Does Your Child Understand What They Read? - Exceed in Learning

Does Your Child Understand What They Read?

Boy Reading Comprehension

You may have heard teachers say that children in grades K-2 are “learning to read”, while children in grade 3 and above are “reading to learn”.  Although there is some debate as to whether this statement is accurate, when kids enter third grade, there is a definite shift in HOW they read and WHY they read.  In the early grades, the focus is on phonological awareness.  During this “learning to read” stage, children are taught that letters make sounds and how to blend those sounds together to produce words.  They continue progressing through this stage until they can read fluently, at which point they’re ready to tackle increasingly difficult texts and begin reading for meaning, or “reading to learn”.  In this blog, we will explore ways that you can help your child strengthen their reading comprehension, which is the ultimate goal of reading. 

Encourage Variety

As our school’s librarian, it is my job to help students find books that are of interest to them and are at their reading level.  Our library is VERY SMALL when compared to other districts, but we STILL have THOUSANDS of books and a variety of genres for students to choose from.  Having said that, every so often I will have a student tell me, “I can’t find anything to read!”  Or, “Do you have any more Dogman books?”  When students get “used” to reading only one type of book, graphic novels, for example, it is really difficult to steer them in a different direction.  In my situation, I have to do everything in my power to convince this student to read a different genre because I may not have another book in that category to offer them.  So, during library time, I read a variety of different types of books to my students to pique their interest.  Parents can be a HUGE help in this area.  Share what you loved to read as a kid.  Did you like The Boxcar Children?  Encyclopedia Brown?  Baby-sitters Club? Goosebumps?  Harry Potter?  Tell your child what your interests were and even bring back that nostalgic feeling by reading one of these books with your child and talk about it.  Not only will you be exposing your child to different genres of books, but you are also helping the hard-working school librarian that may have very limited resources! 

Hello, Mr. Webster!

When your child encounters a word while reading that they don’t know the meaning of, encourage them to use context clues, which are the words and sentences around the unknown word.  If that doesn’t clarify the word’s meaning, dust off the old Merriam-Webster dictionary!  If you don’t have a physical copy of this tried and true resource, then look up the unknown word in the online version.  Let your child see YOU using the dictionary as well.   It is important that our kids see that we are still learning, too.  

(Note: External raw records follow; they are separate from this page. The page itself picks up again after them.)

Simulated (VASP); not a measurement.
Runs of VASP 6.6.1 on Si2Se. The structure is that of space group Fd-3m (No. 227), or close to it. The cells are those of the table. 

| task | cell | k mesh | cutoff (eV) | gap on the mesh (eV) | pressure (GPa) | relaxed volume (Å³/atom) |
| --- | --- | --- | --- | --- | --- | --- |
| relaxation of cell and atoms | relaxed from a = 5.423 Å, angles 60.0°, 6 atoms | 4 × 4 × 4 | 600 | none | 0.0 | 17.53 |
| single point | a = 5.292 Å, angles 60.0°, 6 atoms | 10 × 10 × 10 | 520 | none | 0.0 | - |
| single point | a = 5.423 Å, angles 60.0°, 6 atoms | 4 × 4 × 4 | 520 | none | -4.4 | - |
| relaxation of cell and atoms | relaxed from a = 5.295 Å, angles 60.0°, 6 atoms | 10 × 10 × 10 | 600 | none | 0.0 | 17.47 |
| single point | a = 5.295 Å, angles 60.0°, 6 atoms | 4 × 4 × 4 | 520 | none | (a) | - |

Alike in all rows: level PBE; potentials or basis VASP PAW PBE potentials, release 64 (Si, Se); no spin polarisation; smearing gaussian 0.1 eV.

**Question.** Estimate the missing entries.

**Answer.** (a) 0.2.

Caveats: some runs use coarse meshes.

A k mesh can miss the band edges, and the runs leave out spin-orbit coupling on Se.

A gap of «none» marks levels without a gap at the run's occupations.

Build Background Knowledge

The importance of building background knowledge cannot be overstated.  If you have the means, take your child to places like museums and discovery centers, where they can learn about our world.  If that is not possible, explore locations virtually.  There are so many opportunities for kids to learn about different places and topics online. The public library is also a wealth of information about nearly EVERYTHING!  As your child is learning about and exploring a variety of topics, engage them in conversations about what they are learning.  Building your child’s background knowledge is crucial to listening and reading comprehension.  

In closing, as kids get older, the skill of reading shifts from “learning to read” to “reading to learn”.  Topics become more complex, and kids are required to use a variety of reading strategies to comprehend what they are reading. These new reading demands can be overwhelming and stressful to upper elementary kids.  But parents can help out by providing kids different opportunities to read about, talk about and think about their learning.